The priest stood before the congregation and said, “God forgives you! Be at peace!” On another Sunday she said, “God forgives you. Forgive others; forgive yourself.”
With these powerful words, the congregation experienced the hope of Good Friday again. Our sins, our failures, our mistakes are not counted against us. God does not want us to carry this sort of burden. God wants us to experience a new and better life.
Many people go through life carrying the huge baggage of mistakes they have made. It gets in the way of them living a happy and purposeful life. They regret their action or inaction. I have done something wrong, or I have failed to do something right. I am disappointed when I have upset someone. I am troubled when I have harmed them.

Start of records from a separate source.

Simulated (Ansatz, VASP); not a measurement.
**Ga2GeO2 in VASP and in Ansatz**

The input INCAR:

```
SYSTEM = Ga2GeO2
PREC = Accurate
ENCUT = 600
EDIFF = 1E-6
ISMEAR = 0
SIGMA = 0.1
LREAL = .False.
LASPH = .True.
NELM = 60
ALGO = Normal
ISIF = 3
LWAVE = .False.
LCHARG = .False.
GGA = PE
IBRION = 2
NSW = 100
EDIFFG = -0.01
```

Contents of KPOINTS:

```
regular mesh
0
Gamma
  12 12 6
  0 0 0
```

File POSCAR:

Helpful regret comes from acknowledging we have not kept our values. I have done the wrong thing. I have been unkind. I have shown up late. I have been careless.
Where do your values come from?
There are people who have clear values and follow them. Others don’t think about their values much. Others don’t worry much if they break a rule or two. There is room for healthy regret. It can help make us a better person. It can help us build healthier communities.
What regrets do you think about when you read this article?
It is important to hear that not every feeling of regret is helpful or correct. Did you hear that ‘children should be seen and not heard?’ Did someone tell you ‘women should be silent?’
You may have a wrong sense of regret. Someone has discouraged you from being yourself. They didn’t teach you well.
It is a good idea to check whether our sense of regret comes from ignoring our values or someone else’s values.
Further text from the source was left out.